Regex for scanned pdf

How to create a regex for name and address in scanned pdf?
How to capture particular details in scanned pdf?

1 Like


Are you able to read the data using read pdf or ocr?

If yes then please show the data…else it is difficult to give a regex



For names, a basic regex ([A-Z][a-z]+ [A-Z][a-z]+). This will match typical first and last names, but you may need to adjust it based on your specific use-case and the data in your PDFs.
For addresses, this is more complex since addresses can vary a lot. A simple regex for an American address might look like: (\d+ [A-Za-z0-9]+ St(?:reet)?, [A-Z][a-z]+, [A-Z]{2} \d{5})`.

Hi @satyarohith2020

Read the scanned PDF using Read PDF with OCR activity and write it to a text file.
After that you can write regex expressions for that text.
If possible send the text file and expected output so that we can help you out with regex.

Hope it helps!!

Hey Anil… Thank you for the response, I can read the data to text file using pdf text.

Example: Satya Rohith Nallam
Note: The strings may vary based on names.

Thank you Neha, However i am new to UiPath and i am not understanding this lot. But i will try compare for the task. Thanks alot.

Hey parvathy. thanks much however I cannot share the files due to confidential info.

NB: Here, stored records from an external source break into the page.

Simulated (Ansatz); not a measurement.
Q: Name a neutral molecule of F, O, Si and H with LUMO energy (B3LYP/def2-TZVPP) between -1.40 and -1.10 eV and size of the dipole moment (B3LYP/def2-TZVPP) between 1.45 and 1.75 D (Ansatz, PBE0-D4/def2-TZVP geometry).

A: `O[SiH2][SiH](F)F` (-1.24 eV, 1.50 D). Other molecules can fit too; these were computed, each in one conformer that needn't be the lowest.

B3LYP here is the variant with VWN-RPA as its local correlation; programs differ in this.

The ask was to share a sample tect you read…you can replace actual name and show structure…then it can be provided…also let us know which are contains prts in the provided text


Hi @satyarohith2020

If you send the sample text which is not the confidential one but in the same format then we will help you with regular expressions or data manipulations.

Hope it helps!!

This topic was automatically closed 3 days after the last reply. New replies are no longer allowed.